Airport envy? Chamber tour of Greenville highlights debate at Tallahassee International Airport

From the Tallahassee Democrat

GREENVILLE — Several business leaders say they’re convinced a new approach is needed at Tallahassee International Airport after touring Greenville’s airport, which saw record numbers in passengers and cargo loads last year.

Greenville-Spartanburg International Airport, despite competing against four major airports within driving distance, moved more than 118 million pounds of cargo and 2.3 million passengers.

Major companies are strategically positioned around the airport, which has several infrastructure projects underway to support its growth, including a new cargo facility. But, it wasn’t until the tour buses stopped at the South Carolina Inland Port when the flurry of selfies, tweets, videos and images were snapped and posted by Tallahassee’s most influential government and business leaders.

“We need one of these in Tallahassee,” said Sammie Dixon, president and CEO of Prime Meridian Bank, when stepping off one of two buses parked amid the forklifts beeping and carefully stacking cargo containers like Jenga blocks.

The port is relatively new. It opened in 2013 and created a 212-mile inland reach from Port of Charleston to Greer, S.C.

According to Greenville officials, the facility provides shippers with access to more than 95 million consumers within a one-day drive. Now, the Port has exceeded its five-year projections by 62 percent, which has forced the need for a 30-acre expansion that will double the inland port’s capacity in the region.

The airport stop was a part of a three-day trip organized by the Tallahassee Chamber of Commerce, which has done similar trips to cities like Nashville, Tennessee, and Boulder, Colorado.

As more details about Greenville’s airport were shared, Tallahassee officials reflected on their own airport.

Greenville’s airport is managed by a six-member independent authority managed by Dave Edwards, the authority’s president who manages roughly 200 employees. The tour stop was eye opening considering the city’s upcoming workshop to discuss the future of Tallahassee’s airport.

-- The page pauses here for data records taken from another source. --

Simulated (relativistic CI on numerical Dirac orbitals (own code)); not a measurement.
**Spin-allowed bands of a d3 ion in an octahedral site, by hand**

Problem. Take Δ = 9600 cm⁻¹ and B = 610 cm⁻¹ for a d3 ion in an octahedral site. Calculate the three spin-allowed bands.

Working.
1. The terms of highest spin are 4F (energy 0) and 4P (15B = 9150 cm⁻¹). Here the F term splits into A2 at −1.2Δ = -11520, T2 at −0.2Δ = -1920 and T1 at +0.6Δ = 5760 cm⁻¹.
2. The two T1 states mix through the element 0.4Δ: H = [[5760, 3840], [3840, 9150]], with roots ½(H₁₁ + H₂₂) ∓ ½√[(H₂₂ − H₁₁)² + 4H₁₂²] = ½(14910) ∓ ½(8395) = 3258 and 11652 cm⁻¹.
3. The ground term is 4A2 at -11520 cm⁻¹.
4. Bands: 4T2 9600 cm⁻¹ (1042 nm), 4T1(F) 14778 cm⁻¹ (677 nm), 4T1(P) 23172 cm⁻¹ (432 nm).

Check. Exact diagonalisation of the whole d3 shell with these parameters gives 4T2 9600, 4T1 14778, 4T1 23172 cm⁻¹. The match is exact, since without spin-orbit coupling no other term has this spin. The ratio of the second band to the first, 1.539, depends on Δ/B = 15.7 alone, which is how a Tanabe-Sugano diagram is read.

Mark O’Bryant, who chairs the Chamber’s Board of Directors, said touring Greenville’s airport punctuated the need for an authority governance structure. Greenville’s Airport Authority Commission is a policy board that meets six timers per year. The Airport District, governed by the Authority, receives no local tax funding and is sustained by its own revenue.

“My belief is what we have now is a structure that supports exactly what it was designed to support, a good municipal airport,” O’Bryant said. “But it’s not designed to do much more than that. If we expect it to be an economic development force, it’s not going to be.”

In 2017, the Chamber took a stance to urge city commissioners to consider an independent authority structure as opposed to the municipal-managed approach in place now. The airport’s advisory committee recently said it agreed, stating the change would allow for more flexibility in decisions needed at the airport without the bureaucratic red tape.

The Chamber and others supporters believe Tallahassee’s airport, along with its 750 acres, should be treated as an economic asset to the region and not a municipal department controlled by City Hall.

“If there was anything that came out of this morning it was absolutely that’s something that we should strongly, strongly consider,” O’Bryant said. “In looking at what they have been able to do, there’s no reason we can’t do that even moreso. It just validated to me our current design is not structured or ever going to achieve that kind of development.”

Scott Carr, vice president of commercial business and communications for GSP International Airport, who led the tour of the terminal, said business travelers make up 65 percent of flights served at Greenville’s airport.

It has six airlines, and Washington, D.C., is the top market, followed by New York. For international flights, the top markets include Mexico City, Toronto and Munich, Germany. Tallahassee’s top markets are the nation’s capital, New York and South Florida. Unlike Tallahassee International Airport, Greenville’s airport doesn’t have intrastate services from the airport but has 19 nonstop cities across the country.

The airport was recognized for its concession offerings, including The Kitchen by Wolfgang Puck, national chains and local restaurants. It’s also home to the first FAA-sanctioned airside garden in the country, showcasing statues and a lush green landscape.

Tallahassee’s airport has undergone massive change in recent years, along with recognition as a top airport and top aviation director last year. It earned its international designation in 2015 and completed a massive transformation of its terminal.

“We have got the talent. We have got the assets. I’m hoping we have the political will, which I think we do, to take the next step,” Tallahassee Mayor John Dailey said.

The airport has 750 acres surrounding the airport that’s prime for development. Dailey said infrastructure, such as hangars and logistics facilities, will be attractive to specific industries.

Dailey wouldn’t say whether he’s leaning toward an authority governance structure, however, he said more effort needs to be made to make the most of the airport’s assets. Dailey said the commission will most likely decide during its workshop whether to request proposals for a feasibility study of a governance structure that fits Tallahassee’s airport.

“I am 100 percent in favor of moving forward in taking that next step,” Dailey said, regarding an RFP approach. “I think it’s the appropriate time in the growth of our community.”

While the city will have the final say on whether to change the airport’s governance, several trip attendees walked back to the bus feeling optimistic about the overall growth in their backyard.

County Commissioner Rick Minor said the trip wasn’t about what Greenville has that Tallahassee doesn’t and vice versa. It’s about, he said, looking at the hand Greenville was dealt and “how did they play that hand to win.”

“We’ve got our hand of cards, and we’ve got some really great cards,” Minor said. “But how are we going to strategically play the game so that we can win.”